Vector Search has become a very appreciated method for searching recently. By using ReactiveSearch pipelines, we can add stages to rearrange results using kNN with just a few lines of code.
Before we start, why this?
This pipeline is required to index vector data without asking the user for the data. Imagine a case where index data consists of various fields like Name
, Age
etc. Now, our requirement is that when an indexing request comes, we want to convert the Name
to a vector and store it in the index request as name_vector
.
The question is why is a vector even necessary? Well, a vector can help us build pipelines like the kNN search one where the search requests use the vector data to find the results.
Index Requirements
In order for the data to be stored in the index, the index should know that the name_vector
field will be of type vector. Not just that, the dimensions of the vector field also needs to be specified.

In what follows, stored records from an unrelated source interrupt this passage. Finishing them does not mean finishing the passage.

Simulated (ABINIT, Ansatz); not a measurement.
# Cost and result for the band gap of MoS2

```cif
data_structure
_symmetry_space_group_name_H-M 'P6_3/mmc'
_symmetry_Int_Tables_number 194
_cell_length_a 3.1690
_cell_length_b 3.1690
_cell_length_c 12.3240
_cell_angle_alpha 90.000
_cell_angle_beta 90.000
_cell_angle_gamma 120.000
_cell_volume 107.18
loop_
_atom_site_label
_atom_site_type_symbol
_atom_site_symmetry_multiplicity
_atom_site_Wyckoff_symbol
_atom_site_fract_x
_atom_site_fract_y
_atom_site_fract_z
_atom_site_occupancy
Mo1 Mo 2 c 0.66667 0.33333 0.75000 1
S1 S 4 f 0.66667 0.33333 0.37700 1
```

The dimensions can differ for the vector field. It depends on the utility that converts the string (or any other type) of data to vector. In this example, we will use clip-as-service and their dimensions are 768
(as of now). So in this example, we need to set the dimension of the vector field as that.
It can be set by sending the following request to ES mapping endpoint of the index:
{
"mappings": {
"properties": {
"name_vector": {
"type": "dense_vector",
"dims": 768,
"index": true,
"similarity": "cosine"
}
}
}
}
ElasticSearch
For ElasticSearch, we will have to make the type of the field dense_vector
. This is necessary so that ElasticSearch understands that the field we are storing vector data to can actually contain vector data. Moreover, the kNN
algorithm requires the field to be of dense_vector
type in order to sucessfully run.
OpenSearch
For OpenSearch, we will have to make the type of the field knn_vector
. This is essentially the dense_vector
equivalent for OpenSearch and indicates that we will be storing vector data in this field. It is important that the field that we will run kNN
over be of type knn_vector
.
Assumptions
There are various algorithms that can be run on top of a data to get vector representation of it. In this case, for the sake of example, we will be using BERT algorithm to find the vector representation of the data. It is important that we use the same algorithm while indexing the data as well as while searching the data.
This means, while indexing, we will have to run the fields that we want to store as vector (in our case, the Name
field) through this algorithm. We will also need to run the search query through this algorithm to get the vector representation of the query.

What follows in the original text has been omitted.